I need to write a regular expression(in a contest actually) for a username such that

  1. The username can contain alphanumeric characters and/or underscores(_).

  2. The username must start with an alphabetic character.

  3. 8 ≤ |Username| ≤ 30.

Now the regex I have written is

String pattern = "(^[a-zA-Z][a-zA-Z0-9_]{8,30}$)";

It's showing error in some of the testcases and the correct solution of the problem is

String pattern = "(^[a-zA-Z][a-zA-Z0-9_]{7,29}$)";

Now I can't understand why {7,29} is used instead of {8,30} because the username must be between 8 to 30 characters?

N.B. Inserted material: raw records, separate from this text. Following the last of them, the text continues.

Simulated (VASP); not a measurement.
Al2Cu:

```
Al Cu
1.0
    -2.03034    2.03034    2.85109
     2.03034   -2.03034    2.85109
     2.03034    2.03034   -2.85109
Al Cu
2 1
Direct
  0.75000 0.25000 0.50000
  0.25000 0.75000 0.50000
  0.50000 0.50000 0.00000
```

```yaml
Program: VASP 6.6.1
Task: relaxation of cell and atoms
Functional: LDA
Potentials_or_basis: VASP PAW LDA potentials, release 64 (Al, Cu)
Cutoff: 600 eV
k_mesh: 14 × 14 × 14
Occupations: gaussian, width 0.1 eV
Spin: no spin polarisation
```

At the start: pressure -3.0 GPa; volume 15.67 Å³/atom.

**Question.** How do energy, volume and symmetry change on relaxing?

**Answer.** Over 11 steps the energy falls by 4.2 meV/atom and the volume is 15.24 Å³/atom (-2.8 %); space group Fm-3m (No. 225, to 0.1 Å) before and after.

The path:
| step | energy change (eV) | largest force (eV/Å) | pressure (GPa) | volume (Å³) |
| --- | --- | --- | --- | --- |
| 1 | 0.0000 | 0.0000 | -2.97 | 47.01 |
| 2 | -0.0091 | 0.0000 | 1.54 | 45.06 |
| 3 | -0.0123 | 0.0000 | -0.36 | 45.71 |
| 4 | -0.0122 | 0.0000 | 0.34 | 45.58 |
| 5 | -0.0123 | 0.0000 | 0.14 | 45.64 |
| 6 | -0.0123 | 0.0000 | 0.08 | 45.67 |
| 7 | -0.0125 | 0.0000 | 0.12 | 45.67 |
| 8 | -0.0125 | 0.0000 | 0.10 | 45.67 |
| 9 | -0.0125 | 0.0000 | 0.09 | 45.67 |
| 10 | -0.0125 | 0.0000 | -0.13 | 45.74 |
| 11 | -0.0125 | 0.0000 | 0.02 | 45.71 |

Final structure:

And the other question why is it necessary to give ^ at the beginning and $ at last of the expression?(I know they act as boundaries but couldn't understand how? So if anyone could explain)

Here is your correct regex:

^[a-zA-Z][a-zA-Z0-9_]{7,29}$

The {7,29} quantifier refers to the character matching [a-zA-Z0-9_] . So this means that between 7 and 29 (inclusive) of this of character must be present. In addition, there is a first character which must match [a-zA-Z] . Adding this to the range gives between 8 and 30 characters (inclusive).

For your second question, the ^ and $ symbol are boundary markers, marking the beginning ( ^ ) and end ( $ ) of the match. If you did not use these markers, then your regex would also match words longer than 30 characters, so long as a substring of that word contained the pattern which your regex matches.

Here is a demo regex which shows that a string longer than 30 characters will match your pattern if we remove the boundary markers:

Regex101

Try adding the boundary markers ( ^ and $ ) again and you will see that it will then fail.

^[a-zA-Z][a-zA-Z0-9_]{7,29}$

Here is how you read your regex. ^ = the start of string, [a-zA-Z] = followed by one of any lowercase character between a to z or any uppercase character between A to Z, [a-zA-Z0-9_]{7,29} = followed by one of any lowercase character between a to z or any uppercase character between A to Z or any single digit number between 0 to 9 or an underscore (occurring minimum 7 times to maximum 29 times, $ = followed by the end of string

It's more easy to understand if you try to say it like "this" followed by "this" followed by "this".... etc...

Once you understand it, you got the answer to your question.